Data Structures – How Exactly Is an Abstract Syntax Tree Created?

compilerdata structuresparsingtrees

I think I understand the goal of an AST, and I've built a couple of tree structures before, but never an AST. I'm mostly confused because the nodes are text and not number, so I can't think of a nice way to input a token/string as I'm parsing some code.

For example, when I looked at diagrams of AST's, the variable and its value were leaf nodes to an equal sign. This makes perfect sense to me, but how would I go about implementing this? I guess I can do it case by case, so that when I stumble upon an "=" I use that as a node, and add the value parsed before the "=" as the leaf. It just seems wrong, because I'd probably have to make cases for tons and tons of things, depending on the syntax.

And then I came upon another problem, how is the tree traversed? Do I go all the way down the height, and go back up a node when I hit the bottom, and do the same for it's neighbor?

I've seen tons of diagrams on ASTs, but I couldn't find a fairly simple example of one in code, which would probably help.

Best Answer

The short answer is that you use stacks. This is a good example, but I'll apply it to an AST.

FYI, this is Edsger Dijkstra's Shunting-Yard Algorithm.

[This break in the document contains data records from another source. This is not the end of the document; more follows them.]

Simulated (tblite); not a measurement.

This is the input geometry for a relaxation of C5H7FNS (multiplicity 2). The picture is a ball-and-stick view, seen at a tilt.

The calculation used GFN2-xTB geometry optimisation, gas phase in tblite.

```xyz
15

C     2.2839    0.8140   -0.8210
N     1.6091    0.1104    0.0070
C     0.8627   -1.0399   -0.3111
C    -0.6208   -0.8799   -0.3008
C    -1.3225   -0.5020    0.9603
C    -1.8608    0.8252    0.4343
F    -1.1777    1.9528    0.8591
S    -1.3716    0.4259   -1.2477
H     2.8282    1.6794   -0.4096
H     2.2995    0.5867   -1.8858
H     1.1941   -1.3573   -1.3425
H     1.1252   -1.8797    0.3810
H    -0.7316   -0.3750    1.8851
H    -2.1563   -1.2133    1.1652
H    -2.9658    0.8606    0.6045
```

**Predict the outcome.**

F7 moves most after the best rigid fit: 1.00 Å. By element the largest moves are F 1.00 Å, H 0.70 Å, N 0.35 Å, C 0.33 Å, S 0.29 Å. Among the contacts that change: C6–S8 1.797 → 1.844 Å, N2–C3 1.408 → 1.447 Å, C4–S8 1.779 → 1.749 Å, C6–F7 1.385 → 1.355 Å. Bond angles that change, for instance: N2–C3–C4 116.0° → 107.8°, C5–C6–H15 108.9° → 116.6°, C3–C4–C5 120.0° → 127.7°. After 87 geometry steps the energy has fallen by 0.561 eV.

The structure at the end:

In this case, I will use an operator stack and an expression stack. Since numbers are considered expressions in most languages, I'll use the expression stack to store them.

class ExprNode:
    char c
    ExprNode operand1
    ExprNode operand2

    ExprNode(char num):
        c = num
        operand1 = operand2 = nil

    Expr(char op, ExprNode e1, ExprNode e2):
        c = op
        operand1 = e1
        operand2 = e2

# Parser
ExprNode parse(string input):
    char c
    while (c = input.getNextChar()):
        if (c == '('):
            operatorStack.push(c)

        else if (c.isDigit()):
            exprStack.push(ExprNode(c))

        else if (c.isOperator()):
            while(operatorStack.top().precedence >= c.precedence):
                operator = operatorStack.pop()
                # Careful! The second operand was pushed last.
                e2 = exprStack.pop()
                e1 = exprStack.pop()
                exprStack.push(ExprNode(operator, e1, e2))

            operatorStack.push(c)

        else if (c == ')'):
            while (operatorStack.top() != '('):
                operator = operatorStack.pop()
                # Careful! The second operand was pushed last.
                e2 = exprStack.pop()
                e1 = exprStack.pop()
                exprStack.push(ExprNode(operator, e1, e2))

            # Pop the '(' off the operator stack.
            operatorStack.pop()

        else:
            error()
            return nil

    # There should only be one item on exprStack.
    # It's the root node, so we return it.
    return exprStack.pop()

(Please be nice about my code. I know it's not robust; it's just supposed to be pseudocode.)

Anyway, as you can see from the code, arbitrary expressions can be operands to other expressions. If you have the following input:

5 * 3 + (4 + 2 % 2 * 8)

the code I wrote would produce this AST:

     +
    / \
   /   \
  *     +
 / \   / \
5   3 4   *
         / \
        %   8
       / \
      2   2

And then when you want to produce the code for that AST, you do a Post Order Tree Traversal. When you visit a leaf node (with a number), you generate a constant because the compiler needs to know the operand values. When you visit a node with an operator, you generate the appropriate instruction from the operator. For example, the '+' operator gives you an "add" instruction.